To qualify for federal student aid, the law requires that most for-profit programs and certificate programs at private non-profit and public institutions prepare students for "gainful employment in a recognized occupation." Under the regulations finalized today, a program would be considered to lead to gainful employment if the estimated annual loan payment of a typical graduate does not exceed 20 percent of his or her discretionary income or 8 percent of his or her total earnings. Programs that exceed these levels would be at risk of losing their ability to participate in taxpayer-funded federal student aid programs.

The final gainful employment regulations follow an extensive rulemaking process involving public hearings, negotiations and about 95,000 public comments. The regulations, which will go into effect on July 1, 2015, reflect the feedback the Department received, and aim to protect Americans from poor career training programs by targeting those programs that leave students buried in debt with few opportunities to repay it. Highlights of the rule include:

  • Preventing students from being buried in debt: Based on available data, the Department estimates that about 1,400 programs serving 840,000 students—of whom 99 percent are at for-profit institutions—would not pass the accountability standards. All programs will have the opportunity to make immediate changes that could help them avoid sanctions, but if these programs do not improve, they will ultimately become ineligible for federal student aid—which often makes up nearly 90 percent of the revenue at for-profit institutions.
  • More rigorous accountability than previous regulations: The new regulations are tougher than the Department's 2011 rules because they set a higher passing requirement and lay out a shorter path to ineligibility for the poorest-performing programs. In 2012, the Department estimated that 193 programs would not have passed the previous regulations; with respect to these new regulations, based on available data, the Department estimates that about 1,400 programs would not pass the accountability metric.
  • Providing transparency about student success: The rule also provides useful information for all students and consumers by requiring institutions to provide important information about their programs, like what their former students are earning, their success at graduating, and the amount of debt they accumulated.
  • Improving student outcomes: The regulations build on momentum toward increased accountability in higher education by setting standards for career training programs, including programs offered by for-profit institutions, to ensure they are serving students well. While the Department has seen encouraging changes in the past five years, it believes all career training programs can and should meet higher expectations.
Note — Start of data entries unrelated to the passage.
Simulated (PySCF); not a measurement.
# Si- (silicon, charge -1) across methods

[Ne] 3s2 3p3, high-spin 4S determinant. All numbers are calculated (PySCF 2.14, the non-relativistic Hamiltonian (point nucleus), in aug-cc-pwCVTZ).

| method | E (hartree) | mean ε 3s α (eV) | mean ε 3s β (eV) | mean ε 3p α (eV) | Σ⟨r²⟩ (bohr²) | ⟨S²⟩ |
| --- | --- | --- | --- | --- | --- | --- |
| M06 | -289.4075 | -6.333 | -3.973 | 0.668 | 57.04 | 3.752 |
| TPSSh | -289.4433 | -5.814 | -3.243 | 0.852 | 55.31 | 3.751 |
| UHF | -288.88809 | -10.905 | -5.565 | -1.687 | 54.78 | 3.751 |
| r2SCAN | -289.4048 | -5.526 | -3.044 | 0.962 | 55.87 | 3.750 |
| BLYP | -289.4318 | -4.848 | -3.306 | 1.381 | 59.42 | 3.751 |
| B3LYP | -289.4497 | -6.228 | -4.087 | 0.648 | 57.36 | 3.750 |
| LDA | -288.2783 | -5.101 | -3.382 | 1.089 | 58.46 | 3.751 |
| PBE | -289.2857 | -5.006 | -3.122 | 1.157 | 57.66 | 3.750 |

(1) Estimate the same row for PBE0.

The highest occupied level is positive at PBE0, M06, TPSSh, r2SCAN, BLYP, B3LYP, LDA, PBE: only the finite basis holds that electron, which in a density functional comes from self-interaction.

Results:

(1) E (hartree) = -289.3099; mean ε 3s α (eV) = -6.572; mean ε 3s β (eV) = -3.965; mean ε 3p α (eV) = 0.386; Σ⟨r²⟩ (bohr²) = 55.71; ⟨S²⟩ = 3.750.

Today, the Department is also taking new steps to formalize partnerships with several federal agencies to enhance cooperation and ensure proper oversight of for-profit institutions of higher education through an interagency task force.

Background on the Administration's efforts to protect students from poor-performing career colleges Too often, students at career colleges—including thousands of veterans—are charged excessive costs, but don't get the education they paid for. Instead, students in such programs are provided with poor quality training, often for low-wage jobs or in occupations where there are simply no job opportunities. They find themselves with large amounts of debt and, too often, end up in default. In many cases, students are drawn into these programs with confusing or misleading information.

The situation for students at for-profit institutions is particularly troubling. On average, attending a two-year for-profit institution costs a student four times as much as attending a community college. More than 80 percent of students at for-profits borrow, while less than half of students at public institutions do. Ultimately, students at for-profit colleges represent only about 11 percent of the total higher education population but 44 percent of all federal student loan defaults.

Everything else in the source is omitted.